In my "Cordless Battery Charger" post, I mentioned that the Honda
GC-135 engine I used had cratered with just 8 hours on it.  I have
just returned from the local Northern Tools store where I picked up
a replacement engine.  Superb service.  I was on pins and needles,
afraid that I'd have a huge hassle getting this engine replaced
instead of repaired. Didn't happen.  Only slight hassle was that I
had to make two trips from Cleveland to Chattanooga.

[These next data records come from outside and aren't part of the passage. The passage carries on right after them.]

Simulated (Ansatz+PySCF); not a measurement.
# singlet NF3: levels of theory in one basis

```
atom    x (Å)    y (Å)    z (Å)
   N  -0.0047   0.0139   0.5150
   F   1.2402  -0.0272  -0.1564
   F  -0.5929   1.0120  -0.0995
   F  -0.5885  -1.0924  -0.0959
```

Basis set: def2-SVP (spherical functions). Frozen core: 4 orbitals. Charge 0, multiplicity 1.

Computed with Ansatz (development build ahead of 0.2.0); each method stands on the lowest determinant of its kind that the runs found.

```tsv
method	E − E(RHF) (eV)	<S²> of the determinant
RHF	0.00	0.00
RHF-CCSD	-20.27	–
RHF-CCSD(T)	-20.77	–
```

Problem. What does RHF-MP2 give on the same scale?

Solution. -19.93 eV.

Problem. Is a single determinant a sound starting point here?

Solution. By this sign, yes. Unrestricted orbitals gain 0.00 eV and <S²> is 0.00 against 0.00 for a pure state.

Anyway, what I learned might be of interest to this group since
Honda is using this engine on a wide variety of low cost products
including the EN2500 Harmony generator.

When I arrived today, the Northern service mechanic had the old
engine apart.  The cam drive belt was toast and the rings had not
seated at all, hence the smoke.  Seems that Honda has a Technical
Service Bulletin on this engine.  Seems that if ordinary 10W30 or
heavier oil is used in cold weather (It was about 15 degrees out
when my engine cratered), the cam drive belt will pick up enough
heavy oil to throw it off the sprockets.  The solution is two part.
One, use 5W30 in cold weather.  Second, they have a modified timing
cover with an extra groove in it that serves as a belt guide to help
it stay on the sprockets.  The timing cover is only for "cold
weather climates" so down here in Sunny Tennessee, we don't get
'em.  I think I'm going to put this engine in my walk-in freezer and
see how it works with with 5w30 oil.

Other than this problem, this engine is sweet.  The manufacturing
engineering is amazing.  I'm going to guess that the engine assembly
is fully automated.  While obviously a throw-away engine (aluminum
rods, no bearing inserts, etc), it still has important durability
features such as an iron cylinder liner and hardface valve inserts.

From: John De Armond
Newsgroups: rec.outdoors.rv-travel
Subject: Re: Honda Engine followup
Date: Thu, 25 Jan 2001 12:44:32 -0500 wrote:
> John-
> I very curious about this engine!
> Are you saying the Al rods run right on the crank with no insert?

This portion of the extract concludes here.